Macramé Is Back, and in Fashion

When Venus Williams donned a tuxedo-inspired suit and corset top designed by Gabriela Hearst for Chloé to attend the 2022 Met Gala in New York, even she was surprised at the effect of the macramé inserts on the garments.

“I feel like a total boss in this look!” she said, according to Vanity Fair. “It’s a work of art in itself.”

Little wonder that macramé, a textile created by tying knots into decorative patterns, has been making a comeback this spring.

According to David Koma, a London-based designer who experimented with the fisherman’s knot for his ocean-inspired spring 2023 collection, the handmade aspect of macramé “gives a couture feel to the wearer.”

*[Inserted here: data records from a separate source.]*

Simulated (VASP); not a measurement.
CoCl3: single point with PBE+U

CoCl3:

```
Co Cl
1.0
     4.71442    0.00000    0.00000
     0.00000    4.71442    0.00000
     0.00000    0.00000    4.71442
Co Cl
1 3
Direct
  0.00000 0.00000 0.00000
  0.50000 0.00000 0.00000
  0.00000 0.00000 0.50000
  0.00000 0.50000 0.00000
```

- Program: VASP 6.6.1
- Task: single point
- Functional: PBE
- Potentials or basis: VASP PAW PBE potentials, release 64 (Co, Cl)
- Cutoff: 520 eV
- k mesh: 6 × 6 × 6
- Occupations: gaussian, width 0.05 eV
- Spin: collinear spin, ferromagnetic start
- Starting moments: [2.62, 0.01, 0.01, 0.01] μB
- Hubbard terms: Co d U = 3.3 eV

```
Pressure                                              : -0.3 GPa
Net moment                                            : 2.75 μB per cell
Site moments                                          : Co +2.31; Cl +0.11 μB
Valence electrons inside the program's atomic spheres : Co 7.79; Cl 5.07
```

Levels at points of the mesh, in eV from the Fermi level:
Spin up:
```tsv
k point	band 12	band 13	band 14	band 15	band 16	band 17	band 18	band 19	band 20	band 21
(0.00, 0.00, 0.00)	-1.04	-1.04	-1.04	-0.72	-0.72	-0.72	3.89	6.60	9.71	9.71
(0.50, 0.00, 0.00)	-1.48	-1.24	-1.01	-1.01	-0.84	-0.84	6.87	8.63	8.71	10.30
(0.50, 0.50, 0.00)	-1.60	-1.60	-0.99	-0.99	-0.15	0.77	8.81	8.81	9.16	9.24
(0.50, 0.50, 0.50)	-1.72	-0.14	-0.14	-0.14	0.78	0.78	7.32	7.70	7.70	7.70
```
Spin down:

And the appeal of such labor-intensive fashion — what some would call slow fashion — is driving macramé’s resurgence, said Frank Aghuno, 28, founder and creative director of the fashion label Fruché, based in Lagos, Nigeria. (An off-white macramé vest dress accented with cowrie shells was the final look in his show at the Guaranty Trust Fashion Weekend in Lagos in November.)

After all, he said, “macramé is one of the slowest processes I can think of.”

Yet Hannah Lewis, fashion director at Threads Styling, a personalized luxury shopping and styling service, said that “macramé has been done in a more elevated way” for spring.

Cases in point: Wales Bonner’s Java macramé dress made of waxed cotton with Ghanaian wood and glass beads at MatchesFashion ($2,243), and from Bruno Sialelli’s spring 2023 collection for Lanvin, a piece that the brand’s Instagram post described as a macramé bra top “in fine silk soutache and embroidery.”

Macramé also was seen in the fall 2023 shows, which ended earlier this month: on dresses, scarves, bags and more at Simone Rocha in London; as fringe on a stole and a shawl at Giorgio Armani in Milan; and layered on other designs at Noir Kei Ninomiya in Paris.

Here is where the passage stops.